All the information on the blockchain is publicly available, as it’s a decentralized system. Does that word ring a bell? Decentralized literally means that the information is stored on many computers distributed around the globe, and there’s no specific party or authority to control it.
You could think of blockchain as the Google Docs service – hands down, a clever metaphor from William Mougayar.
Do you still remember the good-old-times when people used to create separate Word documents, save them, and then forward them to others for editing? You might – and some of you may still be doing it! These days, it’s much easier to use a Google Doc, which allows us to create, view, comment, and edit the information in a live document online, given that we have the link and know where it’s located.
In a similar way, blockchain allows for the distribution of information. So, there we have a Google Doc – a block – that is duplicated thousands of times across a large network of computers around the world – a chain of blocks. The network is set to update every single document, or block as and when its changed.
Success! Now we have a basic understanding of blockchain!
Now that we’ve explained how blockchain technology generally works, let’s dive deeper into the Crypto-verse. How do virtual wallets work… and what about online currency exchanges?
Imagine that there are two people who want to make a Crypto transaction on the Internet, each of them must have a public and private key, which are basically ridiculously long random numbers that are required to create a virtual user identity. A public and private key combined make up a digital signature – just like the one you use to sign important documents in real life.

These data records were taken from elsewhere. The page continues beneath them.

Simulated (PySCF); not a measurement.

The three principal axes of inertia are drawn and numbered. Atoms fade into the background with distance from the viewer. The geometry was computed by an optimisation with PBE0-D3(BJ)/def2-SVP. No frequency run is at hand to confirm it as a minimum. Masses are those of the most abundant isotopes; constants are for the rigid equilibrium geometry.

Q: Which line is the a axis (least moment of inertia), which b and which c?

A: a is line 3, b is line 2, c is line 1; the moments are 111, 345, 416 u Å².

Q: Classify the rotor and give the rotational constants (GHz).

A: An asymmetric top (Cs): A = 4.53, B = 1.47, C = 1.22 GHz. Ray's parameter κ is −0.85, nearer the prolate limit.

As the name suggests, a public key is public – no big surprise there. It is available to everyone through a corresponding directory. A private key, on the contrary, must be kept private at all times. Both keys are mathematically related, so that one’s private key can open their public key and vice versa. Remember that if you lose your private key, your public key and the funds become inaccessible and get lost in the giant blockchain void. Below’s an example:
If you want to send tokens to your friend and be absolutely sure that no-one else will ever be able to access it, you will encrypt your transaction with your friend’s public key. Only your friend has access to their corresponding private key, which means that they are the only person who can decrypt the encrypted transaction. Any public key can be potentially accessed, but they are virtually unhackable, unless you gain access to the related private key. The moral of the story? Keep your private key safe – and do whatever it takes not to lose it along with whatever sensitive data is related to it!
You need an exchange to buy digital currency to be able to make transactions using your virtual wallet. CoinMetro, for instance, has recently launched a closed beta-version of an all-in-one exchange that will soon start moving Crypto forward and change the Crypto-verse as you know it.
Via an exchange, you can spend the coins you bought at once or, alternatively, you can choose to store them in your wallet, which brings us back to the importance of private keys (see above). Once lost, your funds are gone forever.
In an ideal future world, common blockchain technology usage will be a happy reality. There’s still a long way to go until that happens. We can clearly see the need for improvements in worldwide regulations to nourish the developing blockchain industry and create a more supportive and friendly environment.
It’s immature for the existing economies to suppress blockchain developments as our progressive society is slowly, but gradually, moving over to eliminating public dependency in the equation of accessing and owning private information. We should be able to handle our sensitive data in a super-fast and secure manner, backed by the technological know-how. The truth is that the blockchain environment is currently being opposed by governments and the banking sector in particular, but the stubborn resistance will inevitably fade away eventually.